LIAN TANNER

The importance of titles

April 21st, 2018

For the last couple of days I’ve been preparing workshops and thinking about the importance of titles. A good title doesn’t just help sell a book/workshop. It helps the author write it.

Museum of Thieves is still one of my favourite titles, because of the way it brings together the unlikely combination of ‘museum’ and ‘thief’. And it was such a strong title that it helped me keep focus through the four years it took me to write it.

I like the three book titles for The Rogues, too. Accidental Heroes, Secret Guardians and Haunted Warriors. I go back to them over and over again when I’m writing, to remind me what the original idea was, and to catch the atmosphere that I want.

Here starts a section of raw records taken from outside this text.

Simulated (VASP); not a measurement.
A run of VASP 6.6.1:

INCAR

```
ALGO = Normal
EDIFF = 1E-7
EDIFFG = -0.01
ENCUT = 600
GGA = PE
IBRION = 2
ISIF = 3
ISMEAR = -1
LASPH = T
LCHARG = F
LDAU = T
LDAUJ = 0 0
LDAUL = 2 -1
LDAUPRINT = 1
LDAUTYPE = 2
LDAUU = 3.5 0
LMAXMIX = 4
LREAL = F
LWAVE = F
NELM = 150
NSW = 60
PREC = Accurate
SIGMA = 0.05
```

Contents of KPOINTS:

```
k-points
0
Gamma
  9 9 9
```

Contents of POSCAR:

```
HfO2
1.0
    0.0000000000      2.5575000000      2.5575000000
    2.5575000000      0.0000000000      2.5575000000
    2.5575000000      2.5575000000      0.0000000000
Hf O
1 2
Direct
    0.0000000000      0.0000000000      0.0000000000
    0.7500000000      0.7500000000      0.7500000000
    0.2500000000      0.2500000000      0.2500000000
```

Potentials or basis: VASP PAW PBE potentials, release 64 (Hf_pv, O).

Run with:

A couple of my secret projects have excellent titles – only I can’t tell you what they are, because then they wouldn’t be secret. One of them I got from the radio – I was listening to a talk program in the car and someone was talking about a book they’d written, and I thought, What a great title – what a pity it’s already taken! But then I realised I’d misheard, and their book was called something else, which meant I could write the one with the great title.

The Book That Wants to Be Written Next doesn’t have a title yet, but I’d really like to find one. Soon. One thing I do know, it’s not going to be called The Girl Who (insert word here). The world seems to be awash with The Girl Who books at the moment. I think they started with Stieg Larsson’s The Girl With The Dragon Tattoo, which was a great title. But now everyone has taken it up, and I’m sick of it.

The two workshops I’m taking to New Zealand are called, Whispers in the Dark: build your own fantasy world and The Imagination Olympics. I particularly like the second one.

What am I reading?

I’ve just finished three books that I loved in three completely different ways.

For kids, Page by Tamora Pierce. This is the second book in her Protector of the Small quartet, the story of a young girl who wants to become a knight. I’ve only recently started reading Tamora Pierce – missed out on her somehow. But these books are gorgeous.

For adults, Tin Man by Sarah Winman. It’s one of those books that makes me want to downgrade all my other five star ratings so that this one can stand on its own. Utterly beautiful writing, and a moving and deeply true look at love and grief.

Also for adults, Radiance by Grace Draven. An utterly delightful romance about an arranged marriage between a minor human princess and a minor prince of the Kai, a species that used to hunt humans for food. They’re both quite open about finding the other incredibly ugly, but they’re also sensible people who know the marriage is politically necessary. And they like each other. And when there are misunderstandings, they TALK to each other instead of going off in a huff. So it’s a slow burning and unlikely romance between two really nice mature people. I’ve just bought the second book.